From October, Nigeria will begin rolling out a new digital address system that gives every home, shop, and landmark a unique code tied to exact map coordinates. The goal is to end the “turn left at the mosque” directions that have long frustrated deliveries, slowed emergency response, and made identity checks harder.
Minister of Communications, Innovation and Digital Economy, Bosun Tijani, announced the plan on Monday at a workshop in Abuja organized with the Nigerian Postal Service, NIPOST. He met with NIPOST Chief Executive Tola Odeyemi and security agency officials to review how the codes can improve coordination during emergencies and strengthen national security.
Tijani said the National Digital Alphanumeric Postcode System will make sure every Nigerian, business, and location can be found and linked within the country’s digital space. He described the project as one of the five major legacies his ministry has pursued in the last three years, along with Project BRIDGE for 90,000km of fibre cable, NUCAP to connect 20 million people through 3,700 telecom towers, the Nigeria Data Exchange, and ongoing work to build Nigeria’s artificial intelligence capacity.
The country has run a six-digit postcode since 1986, but most streets and buildings lack names or numbers, so the system barely functions. Plans to modernize it first appeared in 2009 under late President Umaru Musa Yar’Adua but stalled. Since then, NIPOST tested what3words in 2017 and launched address verification tools in 2018, while Google introduced Plus Codes in 2020. None of them fixed the basic problem.
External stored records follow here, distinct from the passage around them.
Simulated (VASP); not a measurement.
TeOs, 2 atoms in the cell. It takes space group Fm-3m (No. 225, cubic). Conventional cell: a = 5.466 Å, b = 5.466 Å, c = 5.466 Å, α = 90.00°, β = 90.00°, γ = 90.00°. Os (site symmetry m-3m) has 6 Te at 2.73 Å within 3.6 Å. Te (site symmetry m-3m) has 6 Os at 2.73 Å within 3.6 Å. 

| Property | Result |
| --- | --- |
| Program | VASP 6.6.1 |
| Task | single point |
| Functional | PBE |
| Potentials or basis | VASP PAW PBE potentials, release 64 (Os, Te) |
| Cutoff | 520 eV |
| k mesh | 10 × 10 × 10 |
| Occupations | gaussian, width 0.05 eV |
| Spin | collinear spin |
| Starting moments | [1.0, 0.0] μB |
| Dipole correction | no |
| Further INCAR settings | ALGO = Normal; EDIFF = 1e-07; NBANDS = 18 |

This time, progress looks more real. In March the Federal Executive Council approved a version powered by geographic information systems. Since then, NIPOST has been checking computer-generated boundaries against what actually exists on the ground, comparing crowded areas like Lagos’ Mushin with less built-up parts of Abuja. The October launch will start in a few states and local governments, not across the whole country at once.
According to Odeyemi, the challenge ahead is getting people to use the system, not building it. She told participants that awareness must now turn into action. Tijani said consultations with more stakeholders will continue before the official rollout, and he expects the new addresses to transform how services are delivered across Nigeria.